Not Just Constitution and Laws, Religion and Scriptures Also Recognise Privacy, Says SC
Not Just Constitution and Laws, Religion and Scriptures Also Recognise Privacy, Says SC
Justice S A Bobde, the second senior-most judge on the bench, highlighted how religious and mythological scriptures recognized privacy as a crucial right since time immemorial.

New Delhi: It was not only the interpretation of the Indian Constitution and the international laws that prompted the nine-judge bench of the Supreme Court to elevate privacy as a fundamental right, inhering in every aspect of life and liberty.

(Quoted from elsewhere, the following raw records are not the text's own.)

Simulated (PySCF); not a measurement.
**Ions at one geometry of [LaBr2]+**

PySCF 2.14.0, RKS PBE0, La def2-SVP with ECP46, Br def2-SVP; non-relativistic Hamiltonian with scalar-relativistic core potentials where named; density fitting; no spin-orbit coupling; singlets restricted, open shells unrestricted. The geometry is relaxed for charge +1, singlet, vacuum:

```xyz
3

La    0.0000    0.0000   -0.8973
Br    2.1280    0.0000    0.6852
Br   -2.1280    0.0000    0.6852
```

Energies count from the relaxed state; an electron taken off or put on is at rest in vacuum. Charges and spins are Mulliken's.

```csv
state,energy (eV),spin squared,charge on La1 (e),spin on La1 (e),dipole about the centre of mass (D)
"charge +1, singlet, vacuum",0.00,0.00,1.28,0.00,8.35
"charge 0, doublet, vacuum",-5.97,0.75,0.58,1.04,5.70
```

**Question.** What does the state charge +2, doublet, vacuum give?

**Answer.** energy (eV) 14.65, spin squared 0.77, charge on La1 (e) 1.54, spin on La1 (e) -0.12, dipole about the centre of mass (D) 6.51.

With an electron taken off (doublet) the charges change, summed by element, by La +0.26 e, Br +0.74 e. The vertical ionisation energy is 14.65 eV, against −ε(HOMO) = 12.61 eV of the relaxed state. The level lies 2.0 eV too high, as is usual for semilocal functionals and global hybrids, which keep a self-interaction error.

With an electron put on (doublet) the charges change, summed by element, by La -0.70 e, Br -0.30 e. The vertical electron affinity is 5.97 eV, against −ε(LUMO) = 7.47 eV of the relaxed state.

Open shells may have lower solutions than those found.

Justice S A Bobde, the second senior-most judge on the bench, highlighted how religious and mythological scriptures recognized privacy as a crucial right since time immemorial. Striking a distinct chord, the judge referred to Ramayana, Arthashashtra, Hadith and Christianity to assert the value of this right.

“Even in the ancient and religious texts of India, a well-developed sense of privacy is evident. A woman ought not to be seen by a male stranger seems to be a well-established rule in the Ramayana,” said Justice Bobde, adding the Arthashastra prohibits entry into another’s house without the owner’s consent.

Grihya Sutras, he said, prescribe the manner in which individual should build one’s house so as to protect the privacy of its inmates and preserve its sanctity during the performance of religious rites, or when studying the Vedas or taking meals.

Justice Bobde pointed out there is still a community, Ramanuj Sampradaya, in southern India, members of which continue to observe the practice of not eating and drinking in the presence of anyone else.

“Similarly in Islam, peeping into others’ houses is strictly prohibited,” said the judge. He drew a parallel between the United States Fourth Amendment that guarantees privacy in one’s papers and personal effects and the Hadith (discretions of Prophet Muhammad as described by his followers) which makes it reprehensible to read correspondence between others.

In a separately authored judgment, Justice Bobde said: “In Christianity, we find the aspiration to live without interfering in the affairs of others in the text of the Bible. Confession of one’s sins is a private act.”

The judge emphasized that religious and social customs affirming privacy also find acknowledgment in our laws. “For example, in the Civil Procedure Code’s exemption of a pardanashin lady’s appearance in Court,” he underlined.

According to Justice Bobde, privacy os a basic pre-requisite for exercising the liberty and the freedom to perform a desired activity and that the “inability to create a condition of selective seclusion” will deny an individual the freedom to exercise that particular liberty or freedom necessary to do that activity.

He underscored that privacy is about ‘the right to be let alone’ and it pre-supposes a condition to have the power to seclude oneself and keep others from intruding it in any way. “These intrusions may be physical or visual, and may take any of several forms including peeping over one’s shoulder to eavesdropping directly or through instruments, devices or technological aids,” added the judge.

The right and the need to privacy, Justice Bobde said, is not lost even in a public space. “In fact, a conglomeration of individuals in a space to which the rights of admission are reserved – as in a hotel or a cinema hall –must be regarded as private. Nor is the right to privacy lost when a person moves about in public,” he said.